In the earbuds; Need to Breath “Garden”
Deuteronomy 30:19 This day I call the heavens and the earth as witnesses against you that I have set before you life and death, blessings and curses. Now choose life, so that you and your children may live (20 and that you may love the Lord your God, listen to his voice and hold fast to him. For the Lord is your life, and he will give you many years in the land he swore to give to your fathers….,
Good day, It’s been a while since my pen has been held in my hand, I could call it “writer’s block”, but in all honesty…I write with the guidance of the holy spirit and I really don’t think he gets “writers block”. I think that, ok, I know that I have been wallowing a bit. Wallowing in some pain, at times both physical as well as emotional…yes, my choice of course (not the physical or emotional pain, but the wallowing in it)…and having knowledge and understanding that this was a total waste of time and emotions, but just the same I wallowed.

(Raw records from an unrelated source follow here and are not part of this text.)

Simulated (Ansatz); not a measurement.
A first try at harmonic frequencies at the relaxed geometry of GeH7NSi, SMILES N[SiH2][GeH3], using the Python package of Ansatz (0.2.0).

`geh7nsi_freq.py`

As of this writing, the wallowing season is done for now, I have had to “on purpose” choose to walk out of the wallow, get out of the muck. It was beginning to be a dark hole, an unlit pathway on this journey…where the sun was never shinning. And again, let me say…I had to choose, no one would/could choose this for me. Everyone has choices, we can sit and wallow or move out of that muck that can entrap us..and keep on our journey. For me, at first the wallowing was in self-pity, lets just say for show…to let the parties know I was hurt and in pain. The sad thing is the longer that you allow yourself to sit there in the pity, the deeper, darker and slower your pace is on your journey. God does not want us to be full of pity, to wallow in darkness…He gives us the way, He lights the way..He reaches his hand down in the muck and pulls us out. But He is a gentleman, its our choice to open our eyes to his lit path, to reach our hand up to grab his….our choice.
I chose remembrance; remembering that I am loved by the great “I AM”, the creator of the Universe, the only God…who gave his son to die for my/our sins..so I can always be perfect in the eyes of God. I choose to remember that! Choices, how we live, how we love. Choices that will yield positive or negative outcomes…still our choices, my choice.
Sometimes, life, people can hurt us..through the things they say or the things not said. Knowing who we are (speaking to the choir) in Christ, knowing where our worth and value come from…not people but Christ is the key. Because I can guarantee that people will disappoint but Christ never does. This being said..wallowing can come, being pitiful for pity’s sake comes, when it does….choose to walk out of it! Choose to allow the great comforter to well…comfort you. Choose Christ, choose power. As someone said once, “You can pitiful or powerful, but not both”(JM). Choose powerful.